But it seems that DevOps is very broad?
Yes, DevOps is definitely very broad and spans across lots of domains.
Some people also refer to changing your webpack configuration as a front-end devops
Honestly, I don't understand it. Ive been studying about it for a while now and every place where I learn about it has something different to say. I understand DevOps could really help us out in projects but I don't understand how.
DevOps is everything that integrates development and the operations behind it. The classic use case is CI/CD pipeline. Instead of deploying manually your code to a remote server, nowadays it's super popular to automate the process. For example, when you write a GitHub Workflow or CircleCI pipeline you are doing DevOps. I believe many devs are doing DevOps without even knowing. If there is any specific topic you are having difficulty with, maybe I can help.
What does DevOps do?
I don't say that to be snarky. The last 4 places I've been at, DevOps had extremely different roles at each place.

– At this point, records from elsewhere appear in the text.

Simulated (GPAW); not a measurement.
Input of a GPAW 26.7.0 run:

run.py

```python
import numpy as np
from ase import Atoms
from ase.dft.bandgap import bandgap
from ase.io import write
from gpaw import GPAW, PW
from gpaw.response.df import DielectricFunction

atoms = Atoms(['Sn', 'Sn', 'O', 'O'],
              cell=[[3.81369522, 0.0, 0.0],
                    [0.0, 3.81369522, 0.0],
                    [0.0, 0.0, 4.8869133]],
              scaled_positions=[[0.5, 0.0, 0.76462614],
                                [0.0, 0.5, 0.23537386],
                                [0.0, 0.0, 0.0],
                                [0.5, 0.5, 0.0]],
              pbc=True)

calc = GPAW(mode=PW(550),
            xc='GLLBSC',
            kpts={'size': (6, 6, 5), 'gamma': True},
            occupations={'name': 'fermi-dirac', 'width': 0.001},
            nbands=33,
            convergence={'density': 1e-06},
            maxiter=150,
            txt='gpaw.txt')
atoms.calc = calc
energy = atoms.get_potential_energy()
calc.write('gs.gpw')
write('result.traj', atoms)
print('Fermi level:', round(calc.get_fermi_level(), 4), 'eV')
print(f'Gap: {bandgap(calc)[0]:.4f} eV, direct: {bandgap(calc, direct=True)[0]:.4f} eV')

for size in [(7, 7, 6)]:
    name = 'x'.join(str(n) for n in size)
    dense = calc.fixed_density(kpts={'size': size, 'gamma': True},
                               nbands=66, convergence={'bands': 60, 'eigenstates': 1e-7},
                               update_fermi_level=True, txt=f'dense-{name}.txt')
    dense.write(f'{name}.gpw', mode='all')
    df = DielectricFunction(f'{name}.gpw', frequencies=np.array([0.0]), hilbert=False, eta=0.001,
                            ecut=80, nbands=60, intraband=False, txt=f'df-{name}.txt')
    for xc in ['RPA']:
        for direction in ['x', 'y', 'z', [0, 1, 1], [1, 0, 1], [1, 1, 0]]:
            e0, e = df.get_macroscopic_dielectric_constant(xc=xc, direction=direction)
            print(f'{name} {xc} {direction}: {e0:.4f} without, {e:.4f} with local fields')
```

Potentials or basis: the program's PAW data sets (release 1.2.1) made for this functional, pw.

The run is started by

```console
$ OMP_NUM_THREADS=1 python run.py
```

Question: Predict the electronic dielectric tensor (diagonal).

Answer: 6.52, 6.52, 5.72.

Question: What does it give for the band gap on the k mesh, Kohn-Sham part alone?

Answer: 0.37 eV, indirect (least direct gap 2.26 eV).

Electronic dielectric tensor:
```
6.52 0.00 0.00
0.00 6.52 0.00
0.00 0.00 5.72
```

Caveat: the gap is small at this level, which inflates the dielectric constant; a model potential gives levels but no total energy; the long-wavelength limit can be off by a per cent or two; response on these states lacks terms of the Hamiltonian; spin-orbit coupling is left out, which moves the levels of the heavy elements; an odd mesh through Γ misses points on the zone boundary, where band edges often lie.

The current place I'm at, DevOps is chartered with such things as: care-and-feeding of the Jenkins continuous build server, care-and-feeding of the Git source control servers, tasked with making the projects that comprise the product to build faster and more reliably, tasked with reducing the warnings in the code base to zero (and not by disabling warnings!), tasked with being the scouts to try out and certify the latest compilers against the code base, tasked with working with the build teams to help make the build process better from the repo to publishing the executable, tasked with helping the localization team be plugged into the build system, tasked with helping the technical documentation team be able to do their jobs, tasked with doing audits and working with legal, and I'm sure another dozens tasks and charters I've missed.
That's a lot of work!
But I've also been at other places where DevOps did none of those things. Thus, my question.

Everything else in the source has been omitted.